1930s-1950s
Folk and folk-blues
Topical folk music became popular in America in the 1930s with the Depression
and the social ills
that it brought. Its most famous exponent was Woody Guthrie. Certain
blues artists as well,
however, particularly Leadbelly, may be categorized as folk or folk
blues since unlike pure acoustic
blues performers, their repertoire included blues songs as just one
of many styles.
This style of music had little impact directly on the Stones. Yet it
was very important as an influence
on the blues background in which they evolved. At art school, the music
Keith was exposed to, just
as he was starting to play guitar, was this type of blues, rather than
the electric Chicago stuff the Stones later
cut their teeth on. In a similar way, when the Stones joined up in 1962
around the Alexis Korner R&B
scene in London, the blues they were often exposed to often retained this
strong folk or folk blues influence. The Stones eventually rebelled and
defined themselves against this particular way of treating the blues, opting
for a more electric and rhythmically aggressive format.

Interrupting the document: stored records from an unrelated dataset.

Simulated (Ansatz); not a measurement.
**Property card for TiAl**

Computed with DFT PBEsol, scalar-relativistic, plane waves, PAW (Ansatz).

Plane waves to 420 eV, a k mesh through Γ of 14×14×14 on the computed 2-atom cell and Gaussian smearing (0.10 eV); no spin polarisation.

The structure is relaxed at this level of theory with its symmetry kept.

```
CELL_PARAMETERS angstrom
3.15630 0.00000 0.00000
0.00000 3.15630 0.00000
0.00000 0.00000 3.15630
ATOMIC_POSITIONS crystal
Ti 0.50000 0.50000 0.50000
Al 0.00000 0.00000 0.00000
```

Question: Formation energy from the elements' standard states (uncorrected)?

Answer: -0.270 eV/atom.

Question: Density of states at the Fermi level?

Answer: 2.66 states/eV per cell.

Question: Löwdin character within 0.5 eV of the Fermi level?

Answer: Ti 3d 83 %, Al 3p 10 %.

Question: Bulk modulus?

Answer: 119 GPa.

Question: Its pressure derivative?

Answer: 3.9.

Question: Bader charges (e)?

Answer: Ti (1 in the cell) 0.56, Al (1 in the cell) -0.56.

Born in Georgia, Fuller is a guitar player and vocalist (and harmonica
player) who was important in
helping along the acoustic blues revival of the 1950s and '60s. His
own success came in writing and
performing folk and blues tunes in the San Francisco area in those
same decades.
Fuller's folk-blues, like Guthrie's and
Leadbelly's,
was not the stuff that the Stones were into. He was
a very influential figure, however, in the art school environment in
which Keith grew up in his teens
and where he formed his early guitar playing.
(O)nce I
started learning guitar, I began attending art school, second year. The
atmosphere
was very
free. You'd walk into the john to take a pee and there'd be 3 guys sitting
around
playing
a guitar, doing Woody Guthrie and Ramblin' Jack Elliott stuff. I was getting
into
the blues
- Big Bill Broonzy, Jesse Fuller - by hearing these guys play.
Like Leadbelly, Oklahoma-born Guthrie, though he is probably the greatest
folk singer ever (along
with Dylan), is not
much of an influence on the Stones. Guthrie is the incarnation of the topical
folk
artist, composing politicized folk material in the 1930s and 40s that
defined the genre. He himself had
been influenced by early country artists like the Carter Family and
Jimmie
Rodgers. He came to be
an important influence on Bob Dylan and Bruce Springsteen, in addition
to all the folk artists of the
1950s and 1960s.
Guthrie is worth mentioning, however, because he was a figure, along
with Leadbelly and Broonzy,
whose music Keith was exposed to often during his years at art school
in the late 1950s, during the
time he was getting into guitar playing.
I was 15 and there are kids there 19, in their
last year. A lot of music goes on at art
schools. That's where I got hung up on guitar,
because there were a lot of guitar players
around then, playing anything from Big Bill
Broonzy to Woody Guthrie. I also got hung up
on Chuck Berry, though what I was playing
was the art school stuff, the Guthrie sound and
blues. Not really blues, mostly ballads and
Jesse Fuller stuff.
Leadbelly is a great figure in Afro-American music, but he represents
somewhat of an outsider in
terms of his influence on the blues. His music is more typically defined
as folk-blues, since he sang
not only blues but many types of musical styles, including spirituals
and minstrel songs. Born in
Louisiana, Leadbelly spent many years in prison as a convicted murderer
and on his release was
discovered by Library of Congress archivist John Lomax, who recorded
him and made him the first
Afro-American blues artist to be appreciated by white audiences. His
influence, however, was
stronger on the folk audience (Woody Guthrie,
Pete Seeger, eventually Bob
Dylan), than on the
blues circuit.
It was this type of acoustic, folkish blues that Keith was first exposed
to at art school, and which
was also still a discernible influence on Alexis
Korner and his musicians in the early 1960s. As with
Broonzy, he may have appreciated it but his greatest passion, and the
Stones', lied elsewhere, with
rock and roll and electric Chicago blues especially.